Once the viewer gets past the base-level shock and awe of Hitler arguing with a small child like he’s Drop Dead Fred, there’s precious little about this tale that feels in any way relevant or worth stating. By the time Sam Rockwell is getting his now annual showcase as a terrible racist who maybe, sorta, kinda has a heart of gold, it’s difficult not to wonder how Waititi looked at the world in 2019, with its resurgence of white supremacy, nationalism and literal Nazism, and thought we all really needed a precious indie comedy about the fucking Holocaust.
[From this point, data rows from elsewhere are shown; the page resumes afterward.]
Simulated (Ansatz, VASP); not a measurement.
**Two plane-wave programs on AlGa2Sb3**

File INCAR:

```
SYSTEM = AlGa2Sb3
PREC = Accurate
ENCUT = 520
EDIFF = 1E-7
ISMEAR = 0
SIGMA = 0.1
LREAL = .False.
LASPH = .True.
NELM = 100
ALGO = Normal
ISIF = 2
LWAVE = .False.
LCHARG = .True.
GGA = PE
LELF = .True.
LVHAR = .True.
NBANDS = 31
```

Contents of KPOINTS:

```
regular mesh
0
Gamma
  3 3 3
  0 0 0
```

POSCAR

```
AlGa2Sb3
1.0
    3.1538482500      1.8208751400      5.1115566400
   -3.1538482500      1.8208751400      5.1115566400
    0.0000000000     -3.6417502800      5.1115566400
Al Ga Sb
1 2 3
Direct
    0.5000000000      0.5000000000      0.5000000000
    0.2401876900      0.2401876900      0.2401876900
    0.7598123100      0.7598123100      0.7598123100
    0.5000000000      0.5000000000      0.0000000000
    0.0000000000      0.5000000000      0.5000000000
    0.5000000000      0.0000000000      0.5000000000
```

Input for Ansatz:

When Jojo Rabbit works, which is seldom, it functions in a way that still makes most of its core creative decisions seem questionable. The two elements of the film that work the best, the complex relationship between Jojo and his mother and his getting to know and understand Elsa, both would work just as well if the film wasn’t so gleefully in your face about its grossly irritating tone. There are a handful of powerful dramatic moments that prove Waititi knows how to effectively shift tone when necessary, but it’s all undercut by how pointless the film feels as a whole.
Maybe some audience members will be beguiled by this approach and heap plaudits on Waititi for assumed bravery and ambition, but with something this toothless in an era that could really use more bite, what good does it do patting someone on the back for doing the absolute bare minimum?